Re: Simple Minds

Dave Long (dl@silcom.com)
Sun, 20 Jun 1999 21:39:37 -0700


> Libraries are not victims of the information age (at least not yet) and to say
> that they are anachronisms in today's society is premature.

True. Some luddite observations:

A reference librarian can be a better resource than a search engine, and they
are much less painful to contact by cell phone.

Videotapes in a backpack beat the bandwidth I have on my pitiful landline.

I've come to enjoy the art shows at the library; they rotate much more
frequently than at the local MoA. It'd be difficult to do them justice with
current online technology.

And some synergistic observations:

Many libraries offer their catalog over the net; I remember one that also
allowed browsing by catalog number, so you could virtually browse a shelf and
allow serendipity to assist your searches. Given an account, they'd also make
and deliver copies for you, allowing for full couch potato mode.
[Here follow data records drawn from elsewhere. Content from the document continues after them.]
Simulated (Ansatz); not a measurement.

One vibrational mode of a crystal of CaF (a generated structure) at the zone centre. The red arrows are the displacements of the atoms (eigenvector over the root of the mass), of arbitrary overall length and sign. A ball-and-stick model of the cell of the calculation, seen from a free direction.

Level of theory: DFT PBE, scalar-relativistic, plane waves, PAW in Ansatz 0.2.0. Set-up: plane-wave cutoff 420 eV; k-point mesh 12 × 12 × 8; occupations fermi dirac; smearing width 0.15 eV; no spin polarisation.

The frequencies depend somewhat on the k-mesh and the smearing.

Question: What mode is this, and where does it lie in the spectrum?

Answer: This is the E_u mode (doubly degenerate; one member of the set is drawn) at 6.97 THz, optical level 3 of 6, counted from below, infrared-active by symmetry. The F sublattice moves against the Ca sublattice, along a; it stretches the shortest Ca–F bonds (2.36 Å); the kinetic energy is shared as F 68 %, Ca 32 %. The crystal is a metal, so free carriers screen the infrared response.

Adding web browsers to libraries certainly fits in with the ideal (Carnegie's,
at least, I'm not enough up on library theory to know if there are any
others), and foot traffic at ours is up quite a bit because of them. I even
see quite a few books in the hands of people who wait in line for computer
time (shades of the days of batch!).

-Dave

(paperback genre fiction seem to be a good counterexample to the idea that
"more information/IT is better". Someone still goes to the effort of
shelving, but other than that, our local libraries don't bother to track them,
despite having the infrastructure available due to its use for hardbacks. I
suppose one could attempt to mount a denial of service attack by not checking
out, but returning truckloads of paperbacks :-)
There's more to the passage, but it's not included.